The Dire Wolves Are Learning to Eat Like Predators, Not Zoo Animals
The initial animal care plan for Romulus and Remus was modeled on gray wolf husbandry practices developed through captive zoo programs — an approach that quickly proved inadequate. The dire wolves’ behavioral instincts pushed the team to revise the feeding protocol substantially within the first year.
“We started introducing small ground meat, and we got them onto what typical zoo animals would eat, which tends to be a prepared diet of dry kibble and some ground meats. But these guys made it pretty evident that they wanted to chew on stuff, and they wanted to tear stuff. So then it was like, ‘Oh we need whole prey.’ Here’s a rabbit, here’s a whole chicken. Here’s a quarter of a deer; here’s a half deer; here’s a whole deer. Now they’re eating full carcasses, and they sort of gorge and fast and gorge and fast.”
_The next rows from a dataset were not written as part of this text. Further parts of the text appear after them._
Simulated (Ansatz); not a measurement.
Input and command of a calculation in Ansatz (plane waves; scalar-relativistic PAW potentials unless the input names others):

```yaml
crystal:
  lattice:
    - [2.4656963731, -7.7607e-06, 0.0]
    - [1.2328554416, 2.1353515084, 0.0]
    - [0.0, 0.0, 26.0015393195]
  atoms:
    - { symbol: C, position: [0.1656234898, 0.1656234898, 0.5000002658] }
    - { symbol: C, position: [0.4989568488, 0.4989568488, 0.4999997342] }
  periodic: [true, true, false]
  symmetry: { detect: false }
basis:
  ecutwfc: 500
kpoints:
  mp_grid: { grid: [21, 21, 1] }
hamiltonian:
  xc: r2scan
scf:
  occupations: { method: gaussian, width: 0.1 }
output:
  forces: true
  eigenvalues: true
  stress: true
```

The shift to whole prey feeding reflects a broader principle guiding Colossal’s animal care approach: the dire wolf care manual James and his team are compiling is, by definition, a first-of-its-kind document. No husbandry framework exists for a species absent from the planet for more than 10,000 years. Each behavioral signal from the animals is new data.
Skilled Hunting Will Require Generations, Not Years
The dire wolves currently give chase to prey but have not yet developed the skills to complete a successful hunt — a gap James attributes to their age and the absence of experienced wolves to learn from. In a natural pack structure, hunting behavior is transmitted socially across generations. Romulus, Remus, and Khaleesi have no wild predecessors to observe.
“It’ll take generations of dire wolves to get to the point where they’re truly independent and skilled hunters. We’ll continue to work with some cross-fostering efforts so you can bring in experienced wolves — they don’t have to be dire wolves — so they can raise a pack and teach them how to hunt. These guys — Romulus, Remus, and Khaleesi — are likely to never be really skilled hunters, but we’ll work through generations of wolves and remove human intervention at every step, until you get to the point where you have these truly wild animals.”
The cross-fostering strategy — integrating experienced gray wolves into the dire wolf pack to model hunting behavior — is central to the rewilding timeline. James describes this as a mechanism for transferring knowledge that would otherwise require thousands of years of evolutionary pressure to develop organically.
Colossal Is Working with Indigenous Partners on Rewilding Locations
The long-term rewilding plan involves lands managed by Indigenous and Native American partners, where Colossal is pursuing a hands-off management model as the dire wolf population matures. The publicly stated target pack size at the time of the April 2025 announcement was six to eight individuals; James confirmed that building out the current pack’s social structure remains the near-term priority while that broader rewilding framework is developed.
James is simultaneously authoring rewilding plans for every extinct species on Colossal’s active roster — including the dire wolf, the woolly mammoth, and the great moa, as well as additional species not yet publicly disclosed. Each plan is the first of its kind for animals absent from ecosystems for anywhere from centuries to millennia.
Ben Lamm Envisions an Ecotourism Model, Not a Theme Park
Colossal CEO Ben Lamm has outlined a long-range vision for rewilded species that centers on ecotourism within historically native habitats, developed in partnership with local governments and Indigenous communities. Lamm specifically invokes the Yellowstone model — where bison and wolves coexist within a managed but non-transactional park environment — as the closest analogue to what Colossal is working toward for species like the thylacine.
“If we are successful with rewilding Tasmanian Tigers, or thylacines, back into the wild, I see a world where there are areas open — and where the government and Indigenous people, and others want them to be. Parks where people can go and see them in their natural habitat. Like where you can go see bison and you can go see wolves in Yellowstone, but you’re also not encroaching on them, and they’re serving their ecological function. It’s not like they’re being put in this transactional model.”
The framing is a deliberate counter to the “Pleistocene Park” narrative that has followed Colossal since its founding — the idea that the company is assembling a collection of prehistoric megafauna for spectacle rather than ecological function. Lamm’s ecotourism vision is explicitly conditional on government approval and grounded in precedents from 20th-century conservation reintegration efforts.